John Ivers Conservatory-level Music Education

ON TRANSFERRING TO MARLBORO

When I was at other colleges, I knew I didn’t actually want to be there. I was taking classes I was interested in, and getting some credits, but I wanted to go to a smaller liberal arts college and was looking for where might be a good fit. I sort of stumbled onto Marlboro and I really liked how small it is and the Plan of Concentration. Doing music composition at other schools I was looking at, you end up not composing very much as an undergrad student. I didn’t think it was worth it to go to a college that wouldn’t allow me do that. I knew that Marlboro would let me structure my education: I could take four- to six- credit composition tutorials, basically from the moment I got here, and actually be doing what I want to be doing.

ON BRANCHING OUT

I came here and I was like, “I’m just going to do music. I know what I need to learn.” But now, branching out is really refreshing—to get into all of these different forms of art and see how people think about it differently. Like how a choreographer thinks about making a dance or what a sculptor is trying to say. Same in theater: improvising or doing physical theater is really being in the body. Because so much of music is completely intellectual, you know…so it’s been very refreshing with dance and theater to explore that side of it.

ON SOCIAL LIFE AT MARLBORO

Yeah, I like broomball. Broomball is great, and soccer has been really fun. And just playing music with people—So much of my social life is just structured around what I’m interested in doing, so I relate to people a lot. I’m like, “Let’s go play some music.” I’m really focused on my work. A number of the music students this year were older like me, but I feel very comfortable interacting with other people of any age around music. I think that to be successful at Marlboro there’s a level of self-motivation and maturity required—even somebody who’s 19 is doing something they are interested in, and passionate about—so that distinction isn’t so great.
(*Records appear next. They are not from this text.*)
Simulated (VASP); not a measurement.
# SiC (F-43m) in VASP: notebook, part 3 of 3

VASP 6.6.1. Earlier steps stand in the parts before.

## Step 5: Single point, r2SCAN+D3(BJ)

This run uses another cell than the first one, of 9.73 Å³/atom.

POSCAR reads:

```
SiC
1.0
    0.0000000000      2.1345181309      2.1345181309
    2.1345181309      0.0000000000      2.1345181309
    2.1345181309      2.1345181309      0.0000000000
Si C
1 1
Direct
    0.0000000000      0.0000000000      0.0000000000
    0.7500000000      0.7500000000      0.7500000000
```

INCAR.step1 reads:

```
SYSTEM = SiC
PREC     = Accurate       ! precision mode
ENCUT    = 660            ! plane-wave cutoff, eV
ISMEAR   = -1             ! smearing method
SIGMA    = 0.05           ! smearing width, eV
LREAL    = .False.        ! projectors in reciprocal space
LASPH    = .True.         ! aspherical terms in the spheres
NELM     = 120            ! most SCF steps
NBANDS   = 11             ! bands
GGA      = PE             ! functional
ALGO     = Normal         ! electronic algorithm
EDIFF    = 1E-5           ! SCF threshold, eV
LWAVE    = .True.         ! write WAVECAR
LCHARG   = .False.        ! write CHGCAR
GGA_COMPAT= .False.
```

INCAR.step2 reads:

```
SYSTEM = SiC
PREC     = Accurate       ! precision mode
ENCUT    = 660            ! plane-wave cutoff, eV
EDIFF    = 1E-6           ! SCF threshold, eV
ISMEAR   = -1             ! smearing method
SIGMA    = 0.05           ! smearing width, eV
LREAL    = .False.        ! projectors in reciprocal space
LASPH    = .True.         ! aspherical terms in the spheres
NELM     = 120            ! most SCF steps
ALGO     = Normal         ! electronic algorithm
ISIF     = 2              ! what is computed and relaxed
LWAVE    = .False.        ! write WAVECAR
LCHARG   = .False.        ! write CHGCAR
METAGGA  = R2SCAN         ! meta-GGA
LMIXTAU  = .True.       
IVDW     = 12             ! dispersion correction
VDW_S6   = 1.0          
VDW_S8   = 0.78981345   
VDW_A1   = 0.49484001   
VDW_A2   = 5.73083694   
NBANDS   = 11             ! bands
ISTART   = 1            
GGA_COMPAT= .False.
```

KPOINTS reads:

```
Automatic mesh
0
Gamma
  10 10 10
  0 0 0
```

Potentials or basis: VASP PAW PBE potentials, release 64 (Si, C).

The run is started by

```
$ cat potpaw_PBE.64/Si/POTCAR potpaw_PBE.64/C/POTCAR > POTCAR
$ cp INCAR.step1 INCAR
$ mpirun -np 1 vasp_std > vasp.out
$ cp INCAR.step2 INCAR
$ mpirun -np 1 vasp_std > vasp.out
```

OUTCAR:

ON STUDYING MUSIC AT MARLBORO

I think at a place like Marlboro, you’re rarely going to get conservatory-level musicians, and that’s implied, but I get a conservatory-level education in the liberal arts, so it doesn’t really bother me. Since there are not so many music students, and there are two music professors, I was taking tutorials the semester I got here. I’m in this wonderful situation where I have complete control and complete choice of what I want to be studying and I don’t have to wait in line to take the tutorial I’m interested in. You can’t get that anywhere else. I’m ending up with more performance opportunities that the typical undergraduate in a conservatory would.

ADVICE FOR INCOMING STUDENTS

I suggest taking classes that you don’t think you’d be interested in. I’ve done that a number of times. I didn’t think I would get into physical theater, but it was really good. I think jumping into things that make you uncomfortable is good. So maybe, your first couple of semesters, choose a class that you’re resistant to, and you think it would be really uncomfortable, whether you’re an artist taking a math class or if you’re a scientist taking a theater class. It’s really great.